This gentleman joined Captains Gore and King on a bear-hunting party on the 17th, for two days; in which, first from the party being too large, and the unavoidable noise that was the consequence of it, and next, from the unfavourable weather after they separated, they were wholly unsuccessful.

On the 22nd, the anniversary of his majesty's coronation, and when they were sitting down to as handsome a feast as their situation would admit of, in honour of the day, the arrival of Captain Shmalelf from Bolcheretsk was announced. He partook of their festivities, and set off on his return on the 25th. Before his departure, he reinstated the serjeant in the command of the place, and took with him the sub-lieutenant who had superseded him. Captain King accompanied Captain Shmalelf to the entrance of Awatska river, and on Sunday, the 26th, attended him to church at Paratounea. The church is of wood, and by far the best building in the country round about the bay. It is ornamented by many paintings, particularly with two pictures of St. Peter and St. Paul, presented by Beering, and which, in the real richness of their drapery, would carry off the prize from the first of European performances; for all the principal parts of it are made of thick plates of solid silver, fastened to the canvass, and fashioned into the various foldings of the robes.
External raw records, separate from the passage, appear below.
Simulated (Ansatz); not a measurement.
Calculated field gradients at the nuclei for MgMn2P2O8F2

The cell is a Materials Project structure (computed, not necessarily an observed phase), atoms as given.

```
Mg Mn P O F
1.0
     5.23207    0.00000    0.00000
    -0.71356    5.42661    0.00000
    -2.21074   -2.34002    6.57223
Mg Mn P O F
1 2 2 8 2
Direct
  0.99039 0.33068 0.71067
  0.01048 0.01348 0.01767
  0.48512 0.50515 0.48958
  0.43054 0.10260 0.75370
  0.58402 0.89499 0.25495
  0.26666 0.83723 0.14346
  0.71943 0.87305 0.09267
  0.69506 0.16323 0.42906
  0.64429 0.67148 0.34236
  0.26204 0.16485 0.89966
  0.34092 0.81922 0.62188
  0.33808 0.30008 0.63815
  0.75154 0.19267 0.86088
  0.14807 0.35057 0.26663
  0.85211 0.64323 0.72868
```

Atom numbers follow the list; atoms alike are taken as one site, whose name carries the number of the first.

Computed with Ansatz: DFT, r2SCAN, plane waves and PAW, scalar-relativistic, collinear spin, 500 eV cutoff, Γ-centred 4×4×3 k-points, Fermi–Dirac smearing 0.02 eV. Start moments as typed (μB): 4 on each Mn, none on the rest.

The next day another hunting party was set on foot, under the direction of the clerk of the parish, who was a celebrated bear-hunter. The produce was a female bear, beyond the common size, which they shot in the water, and found dead the next morning in the place to which she had been watched. The mode of hunting these animals by the natives is as follows: When they come to the ground frequented by the bears, their first step is to look for their tracks: these are found in the greatest numbers leading from the woods down to the lakes, and among the long sedgy grass and brakes by the edge of the water. The place of ambuscade being determined on, the hunters next fix in the ground the crutches upon which their firelocks are made to rest, pointing them in the direction they mean to shoot. This done, they kneel, or lie down, and, with their bear-spears by their side, wait for the game. These precautions, which are chiefly taken in order to make sure of their mark, are, on several accounts, highly expedient. For, in the first place, ammunition is so dear in Kamtschatka, that the price of a bear will not purchase more of it than is sufficient to load a musket four or five times; and, what is more material, if the bear be not rendered incapable of pursuit by the first shot, the consequences are often fatal. He immediately makes towards the place whence the noise and smoke issue, and attacks his adversaries with great fury. It is impossible for them to reload, as the animal is seldom at more than twelve or fifteen yards' distance when he is fired at: so that, if he does not fall, they immediately put themselves in a posture to receive him upon their spears, and their safety greatly depends on their giving him a mortal stab as he first comes upon them. If he parries the thrust (which bears, by the extraordinary strength and agility of their paws, are often enabled to do) and thereby breaks in upon his adversaries, the conflict becomes very unequal, and it is well if the life of one of the party alone suffice to pay the forfeit.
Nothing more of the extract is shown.